Council calls for green power


Ewen McRae

By Ewen McRae

Moorabool council has called on the state government to set Victoria up for a greener future, as plans for a major transmission line project continue.

The new Western Victoria Transmission Network Project will transport power across more than 200 kilometres of regional Victoria, including Moorabool and Melton. While a route has not been finalised it is proposed for hundreds of above ground power lines to deliver the project.

Moorabool mayor David Edwards urged the government to focus on greener alternatives, such as underground lines, to safeguard the project for the future.

“During the review of the Environment Effects Statement, the Victorian government needs to demand that the underground option is fully investigated and ensure this project is done in a way that does not only benefit those in metropolitan Melbourne but also does not destroy the livelihoods of regional Victorians,” Cr Edwards said.
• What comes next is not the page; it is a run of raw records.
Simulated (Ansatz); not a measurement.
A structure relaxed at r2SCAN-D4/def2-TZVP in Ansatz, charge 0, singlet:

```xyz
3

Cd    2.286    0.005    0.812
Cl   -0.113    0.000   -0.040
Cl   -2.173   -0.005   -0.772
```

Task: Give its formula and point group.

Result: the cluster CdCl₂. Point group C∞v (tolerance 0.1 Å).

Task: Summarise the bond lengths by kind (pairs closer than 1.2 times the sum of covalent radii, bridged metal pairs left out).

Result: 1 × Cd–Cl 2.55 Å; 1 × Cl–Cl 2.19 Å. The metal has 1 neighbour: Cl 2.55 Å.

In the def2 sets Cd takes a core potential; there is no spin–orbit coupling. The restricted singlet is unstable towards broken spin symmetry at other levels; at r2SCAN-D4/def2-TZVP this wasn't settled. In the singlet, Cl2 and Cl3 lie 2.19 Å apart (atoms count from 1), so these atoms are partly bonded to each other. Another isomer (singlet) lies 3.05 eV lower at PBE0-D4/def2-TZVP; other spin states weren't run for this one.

The project was referred to Planning Minister Richard Wynne on June 19 to decide whether an Environment Effects Statement (EES) would be required.

Residents who are concerned about the impact of the proposed power lines have formed the Moorabool and Central Highlands Power Alliance to help drive discussion with the project operators and have their concerns heard.

Cr Edward said a recent announcement that one of the state’s biggest wind farms, located within Moorabool, would power about 230,000 average Victorian homes each year, further highlighted the need for the transmission infrastructure to transport green power to metropolitan Melbourne.

“Council is calling on the Victorian government to listen to the concerns of the Moorabool community in these unprecedented times,” he said.

“It is vital that the compounding impact that the transmission project, and other state significant projects, will have on communities in our shire is acknowledged.

“Nobody has been able to provide evidence as to why the transmission lines cannot be put underground to minimise the loss of agricultural land and remove the visual impacts on our landscape for decades to come.”